Cooking With... Chambourcin!
This flavorful red wine has been a Lehigh Valley favorite for years. But did you know that it's also a wonderful recipe item?
Venison With Chambourcin Sauce
- 1 qt venison stock
- 1/2 cup granulated sugar
- 1/2 cup cider vinegar
- olive oil
- 1 cup Pinnacle Ridge Chambourcin wine
- 1 lb venison top round, sliced in 1/4"-thick steaks
- black pepper, freshly ground
- 1/4 cup all-purpose flour
- 1 oz. unsalted butter, clarified
- Simmer stock in saucepan over medium heat; reduce by 50 percent
- Melt sugar in second pan over low heat until sugar turns amber.
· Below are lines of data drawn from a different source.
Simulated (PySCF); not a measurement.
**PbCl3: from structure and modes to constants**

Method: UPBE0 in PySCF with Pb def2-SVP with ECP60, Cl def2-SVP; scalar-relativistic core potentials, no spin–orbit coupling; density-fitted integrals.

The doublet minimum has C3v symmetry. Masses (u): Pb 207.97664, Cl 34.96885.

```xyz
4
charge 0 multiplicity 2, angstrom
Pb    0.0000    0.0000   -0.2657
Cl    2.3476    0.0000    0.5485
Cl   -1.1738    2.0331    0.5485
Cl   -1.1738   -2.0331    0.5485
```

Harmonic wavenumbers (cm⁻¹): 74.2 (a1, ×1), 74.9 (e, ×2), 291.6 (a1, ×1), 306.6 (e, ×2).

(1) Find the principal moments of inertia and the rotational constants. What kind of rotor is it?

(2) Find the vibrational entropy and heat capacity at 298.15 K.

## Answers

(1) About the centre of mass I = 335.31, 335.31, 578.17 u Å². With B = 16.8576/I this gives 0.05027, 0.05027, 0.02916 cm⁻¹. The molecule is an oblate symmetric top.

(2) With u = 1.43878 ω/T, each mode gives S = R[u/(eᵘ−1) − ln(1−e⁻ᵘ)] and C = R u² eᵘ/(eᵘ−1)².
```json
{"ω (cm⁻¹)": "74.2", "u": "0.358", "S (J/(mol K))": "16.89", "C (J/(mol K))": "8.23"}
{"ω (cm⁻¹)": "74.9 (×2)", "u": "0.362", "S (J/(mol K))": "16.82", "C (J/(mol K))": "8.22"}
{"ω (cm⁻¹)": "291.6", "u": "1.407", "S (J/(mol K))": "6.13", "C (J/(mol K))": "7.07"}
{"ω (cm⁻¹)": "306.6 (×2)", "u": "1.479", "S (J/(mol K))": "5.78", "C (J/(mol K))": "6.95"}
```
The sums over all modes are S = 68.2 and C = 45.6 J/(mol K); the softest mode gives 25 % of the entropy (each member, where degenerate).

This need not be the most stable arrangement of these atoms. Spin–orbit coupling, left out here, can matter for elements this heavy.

- Stir cider vinegar into caramelized sugar until sugar dissolves; add to reduced stock.
- Simmer until only 2 cups of liquid remain; remove from heat; reserve.
- Heat oil in skillet until hot.
- Season venison steaks; dredge in flour; saute in pan until medium rare; transfer to platter.
- Drain excess oil from skillet; deglaze with wine; reduce by half; add stock/sauce reduction; reduce to 2 cups.
- Arrange venison on hot plates; nap with sauce.